Now let’s get to the three most beautiful parts of Sri Lanka:

image This is Achala, the guest relations director at the Hilton Residences. I drove her crazy with questions and requests for months, yet she greeted us with a huge smile on her face. I know she drove across town to pick up our tickets for the Rajadhani Express, and I suspect that she may have had something to do with the fact that we got an oversized room with an incredible view. Thanks, Achala.
image This is Yoshini, who answered all our questions at the front desk. She was almost perfect (the only thing standing between her and perfection was that she told Jamie where all of Colombo’s best shopping centers could be found).
image Finally, here’s Amanda, who works the front desk at the Hilton. She did everything we asked and never lost that beautiful smile. And she tried to give us a free trip to the airport.

Colombo, Sri Lanka: I admit it. Jamie deserves a freakin’ medal

September 25, 2015 Jim 3 Comments

Some people are nice enough to call me quirky while others opt for freakin’ crazy. But Jamie calls me Sheldon because my obsessive/compulsive behavior reminds her of the character on The Big Bang Theory. Some days she says I’m just somewhere out on the edge of the autism spectrum. Other days she’s convinced that I have full-on Aspergers Syndrome.

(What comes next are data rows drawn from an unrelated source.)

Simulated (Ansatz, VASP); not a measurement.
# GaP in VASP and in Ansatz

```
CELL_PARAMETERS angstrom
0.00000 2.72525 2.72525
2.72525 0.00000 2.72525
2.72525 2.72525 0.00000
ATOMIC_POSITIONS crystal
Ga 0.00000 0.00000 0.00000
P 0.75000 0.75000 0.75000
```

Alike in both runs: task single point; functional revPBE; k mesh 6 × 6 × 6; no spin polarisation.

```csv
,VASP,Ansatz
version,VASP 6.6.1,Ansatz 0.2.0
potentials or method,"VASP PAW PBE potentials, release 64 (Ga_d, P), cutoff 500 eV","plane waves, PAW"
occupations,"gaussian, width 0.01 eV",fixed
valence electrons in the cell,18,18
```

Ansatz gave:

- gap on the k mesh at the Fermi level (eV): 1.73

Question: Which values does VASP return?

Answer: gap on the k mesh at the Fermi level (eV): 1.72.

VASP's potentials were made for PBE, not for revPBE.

She may have a point. I accept that I am an odd man. I have enough quirks in my behavior to keep a team of psychologists busy full time.

I used to have an employee who took it upon herself to compile a complete, comprehensive list of all my strange habits and odd mannerisms. Apparently the list had made the rounds of the agency and other employees had a real hoot adding items to the list. By the time it reached its final form, they had alphabetized and categorized 19 separate quirky habits. Other employees told me that originator of the list had also worked up a dead-on impression of me, but I could never persuade her to let me see it. She also declined to show me the list of mannerisms.

Why do I tell you this? Because we were having dinner at Tea Trails the other night and on the table sat a candle that tilted at an odd angle inside a small lantern. Let’s say it was 5 degrees off center. I endured it as long as I could before I was compelled to do what any sane, completely rational person would have done under the same circumstances — I squeezed a finger inside the lantern and attempted to adjust the candle into a perfectly upright position without burning my finger.

I looked across the table and Jamie was rolling her eyes. Well, in the interest of complete journalistic accuracy, I should note that she actually stopped rolling her eyes when I accidentally snuffed out the candle, and said, “No, seriously. What is wrong with you?”

“The candle wasn’t straight,” I responded.

“And now the candle is still crooked,” she accurately pointed out, “but it doesn’t have a flame.”

A few minutes later the waiter noticed that our candle had gone out, so he whisked away the candle and lantern, re-lit the wick, and returned it to our table.

We continued to eat until Jamie looked at me and said, “You can’t stand it that the candle’s still not straight, can you?”

“Doesn’t bother me,” I lied.

We continued eating.

I fear the woman is some kind of Svengali, mind-reading, spirit witch, because she stopped eating and sighed, “Go ahead. Straighten the candle.”

I did it. I felt better. Much better. What rational person wouldn’t?

OK, the truth is that Jamie deserves a medal for living with me. My obsessive/compulsive habits would probably drive Mahatma Gandhi to violence and yet she merely laughs at them and humors me.

On this trip, for example, I had EVERY detail of our hotels and transportation worked out and reserved months in advance, and color-coded on a series of spreadsheets. I always have to sleep on the side of the bed that has the clock. I must sit on the aisle in airplanes. I won’t sit with my back to the door in restaurants. I must talk to strangers as if they’re my best friends. There’s a website called StatCounter that provides accurate, realtime updates of website traffic and I will stare at the screen and click the refresh button every few seconds for hours until our website traffic reaches a round number. The other night I tried repeatedly to straighten a crooked picture in our hotel room despite the fact that I knew it was nailed securely to the wall. I always order the same meal in each restaurant I go to on a regular basis (at one McKinney restaurant they don’t even wait to ask me what I want. As soon as I walk in the door someone hollers, “Jim!” and my regular order gets to the table almost as soon as I do.)

It’s no wonder I love Jamie. Who else would put up with me?